On December 30, Hartman came down with a bad tummy after having downed a Big Mac, Chicken McNuggets and fries from McDonalds. He is emphatic in advising Facebook friends, “I don’t recommend eating McDonalds in a 3rd world country. Never do that.” On January 14, in a conversation with a friend, he complains about the load-shedding, and then when reminded by a friend about Pakistan’s nuclear power, says “Supposedly, the only developed thing about this place”. After a couple of clearly bad weeks, Hartman announces he will “have Pizza Hut” on January 21.
All indications suggest that Hartman was a practising Christian, with a strong and abiding faith. Hartman’s father is Pastor Greg Hartman, and leads the Freedom Worship & Education Centre in California. His mother, Mikail Bacon, who lives in Wisconsin, told local NBC affiliate news team that “she just talked to him a few days ago. He told her he was delivering food to poor people in the area, so she says he died doing what he loved: helping others.”
Why have I dug into Hartman and his family’s Facebook profiles, and scanned the newspapers of the areas in which these families live in the US? I wanted to humanise the lifeless bodies of the three American soldiers killed in my country. David James Hartman’s beautiful young bride and his adorable three-year-old son are scarred with the death of the most important person in their lives. Hartman’s unborn child will never know what it is like to be held by his or her father.

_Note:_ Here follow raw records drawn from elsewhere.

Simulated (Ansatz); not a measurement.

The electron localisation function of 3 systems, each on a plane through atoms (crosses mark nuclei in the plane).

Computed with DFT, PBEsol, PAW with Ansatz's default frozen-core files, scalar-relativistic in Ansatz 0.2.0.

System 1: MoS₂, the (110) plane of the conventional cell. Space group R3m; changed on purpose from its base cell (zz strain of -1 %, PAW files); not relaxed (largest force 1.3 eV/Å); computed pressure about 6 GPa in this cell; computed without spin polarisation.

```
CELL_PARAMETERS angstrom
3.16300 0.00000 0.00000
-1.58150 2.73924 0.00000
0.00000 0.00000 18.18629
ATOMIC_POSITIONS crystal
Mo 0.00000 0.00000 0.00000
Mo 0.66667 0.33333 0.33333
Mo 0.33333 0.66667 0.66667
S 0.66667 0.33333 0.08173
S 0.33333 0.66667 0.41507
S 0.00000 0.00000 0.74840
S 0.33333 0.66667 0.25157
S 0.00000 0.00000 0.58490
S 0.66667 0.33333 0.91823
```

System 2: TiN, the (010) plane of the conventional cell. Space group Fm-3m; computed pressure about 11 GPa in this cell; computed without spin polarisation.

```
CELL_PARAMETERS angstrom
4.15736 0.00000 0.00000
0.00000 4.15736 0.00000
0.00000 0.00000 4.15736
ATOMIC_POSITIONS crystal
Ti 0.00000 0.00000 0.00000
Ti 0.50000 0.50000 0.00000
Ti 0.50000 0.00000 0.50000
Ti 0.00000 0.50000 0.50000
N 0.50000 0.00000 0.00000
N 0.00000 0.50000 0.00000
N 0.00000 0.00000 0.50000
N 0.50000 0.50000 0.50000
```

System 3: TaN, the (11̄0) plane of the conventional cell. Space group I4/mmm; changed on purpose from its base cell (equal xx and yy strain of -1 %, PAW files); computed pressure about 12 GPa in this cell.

The dangers to which US soldiers are exposed in Pakistan are a product of the same vile hatred that makes Lahore’s markets, Karachi’s streets and Pindi’s mosques a target of terrorists. But the degree of risk to US soldiers’ lives is quite clearly and indisputably exacerbated and accentuated by an ugly — and for warmongers in Washington DC and in Islamabad — an inconvenient truth. When those boots hit the ground in Pakistan, they are stepping in a country whose people simply do not want them there.
The FC and other Pakistani instruments of defence against terror are technically inadequate. But are Civil Affairs and Psy-Ops Special Forces from the American heartland the only instruments available to address those inadequacies? Could the ambient level of training for the FC not be improved by skill injections from Turkish soldiers, or Malaysian trainers? Those kinds of alternatives would be dramatically less combustible.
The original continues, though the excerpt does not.